Posted on 10/02/2018 8:17:15 PM PDT by Carl Vehse
Starting Monday, Austin restaurants and food businesses have to come up with alternatives to tossing extra food in the trash.
The city hopes businesses donate the extra food to those in need, but they could also give it to local farms or compost it. It's part of the Universal Recycling Ordinance, which the city hopes will help reach its Zero Waste by 2040 goal.
(Excerpt) Read more at kxan.com ...
My granny told us to think of the starving Chinese, but her food was always good....My other granny’s dog was obese
My mommy told me not to be a fussy young man.
I wanted Cap’n Crunch but not no Raisin Bran
But then she told “Little kids are starving in Japan”

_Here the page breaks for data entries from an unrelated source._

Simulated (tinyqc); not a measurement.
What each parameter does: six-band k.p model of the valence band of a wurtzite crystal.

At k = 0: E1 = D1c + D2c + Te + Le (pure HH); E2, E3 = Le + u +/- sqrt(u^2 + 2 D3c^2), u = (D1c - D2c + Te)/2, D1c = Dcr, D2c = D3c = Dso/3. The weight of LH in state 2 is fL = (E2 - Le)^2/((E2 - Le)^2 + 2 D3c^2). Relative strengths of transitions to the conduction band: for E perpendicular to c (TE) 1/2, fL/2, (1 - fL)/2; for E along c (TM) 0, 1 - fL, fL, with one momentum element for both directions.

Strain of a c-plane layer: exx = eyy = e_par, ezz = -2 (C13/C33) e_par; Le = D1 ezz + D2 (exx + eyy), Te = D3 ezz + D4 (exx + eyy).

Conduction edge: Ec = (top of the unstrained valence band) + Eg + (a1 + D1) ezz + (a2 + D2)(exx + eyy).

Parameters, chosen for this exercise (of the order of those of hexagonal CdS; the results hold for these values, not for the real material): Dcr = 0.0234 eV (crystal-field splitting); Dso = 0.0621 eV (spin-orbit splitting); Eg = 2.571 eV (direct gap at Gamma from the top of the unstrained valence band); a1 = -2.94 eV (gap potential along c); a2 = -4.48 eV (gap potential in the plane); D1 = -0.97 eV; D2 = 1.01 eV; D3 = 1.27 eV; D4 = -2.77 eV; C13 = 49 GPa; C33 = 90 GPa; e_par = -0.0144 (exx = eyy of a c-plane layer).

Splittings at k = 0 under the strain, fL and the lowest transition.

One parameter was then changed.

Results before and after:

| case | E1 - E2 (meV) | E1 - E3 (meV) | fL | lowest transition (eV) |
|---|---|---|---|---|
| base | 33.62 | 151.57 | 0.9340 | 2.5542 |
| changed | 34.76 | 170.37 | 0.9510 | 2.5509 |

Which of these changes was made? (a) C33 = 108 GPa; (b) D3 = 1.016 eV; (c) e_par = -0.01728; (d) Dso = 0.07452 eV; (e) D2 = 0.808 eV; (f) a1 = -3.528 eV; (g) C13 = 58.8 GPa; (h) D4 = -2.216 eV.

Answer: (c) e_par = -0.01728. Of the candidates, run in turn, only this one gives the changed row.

“So just eat it, eat it. Just eat it.”
“Just eat it, eat it. Just eat it...”
So eat it! Eat it!
Don’t ya make me repeat it!
Have some more chicken. Have some more pie.
It doesn’t matter if it’s baked or fried
Just eat it! Eat it! Eat it!
. ...my daughter and her husband are heirs to a very successful chain of restaurants in Austin and manage them all for an elderly mom and dad.
They are also Liberal to the core.
So, this one is a little funny to me.
At Chick-fil-A, we have a program called Shared Table. This is where we donate food that is expired, or as we say, ‘timed out’. Our particular store donates it to the Salvation Army. Once it’s timed out, we put it in plastic bags and put it in the freezer and then give it to the Salvation Army twice a week on Mondays and Thursdays.
I believe this program is company-wide.
Crazy
Try giving away excess food or game
Its difficult to be honest
Lazy, annoyed restaurant owners will just re-serve it until it’s gone. Cue the food poisoning breaking news. But hey, we’re becoming more like a good communist country every day!
Feed it to hogs.
And hog farms spring up outside ‘Austin City Limits’.
They should leave bags of it on the front door steps of every council member.
And how do they classify food that was regurgitated back onto a plate?
What about food that has been on the plate of someone who was already ill from something?
Austin was long ago restricted over food donations.
Our only grocery store used to put out expired or an over abundance of food out for free. Expired cereal boxes, bruised produce, several day old bread. Nothing that would harm anyone. Of course, the government ordered them to stop. For a while, they’d give the bread to the old folks home and they would put the bead on the curb for everyone but they eventually had to stop, too. For a while, the grocery could give customers free bruised produce if they said it was for their farm animals but they can’t do that anymore. The last thing to go was selling a big bag of old bananas for $1 that people would snatch up quick to make banana bread. Now, instead of feeding people or animals, they have to dump perfectly good food.
I despise Austin with every fiber in my body but will give them kudos for letting restaurants give coffee grounds for compost. Of course, that’ll be the next thing they’ll nix.
UT students who were for Kavanaugh (color me surprised there’d be even one) had their signs ripped up by libs.
I work for a grocery chain which gives huge amounts of food to Second Day Harvest.
Well when the homeless in Austin go to the bathroom out on the street they are really just ‘recycling’ so nothing to complain about taxpayers.
A burger joint can sell burgers for half price right before closing at night but the manager can’t donate any leftover burgers to a shelter five minutes after closing. Zero logic.
I’m fine with throwing away meat or cooked items if they have sat out or have spoiled but why throw away a box of cereal when it expire the day before? Why throw away bread and produce just because the store got in a new shipment and don’t have room on the shelves for it all?
“It will be interesting to see how long this BS lasts....LOL.”
It will last until twice the number of homeless wind up living under highway 35.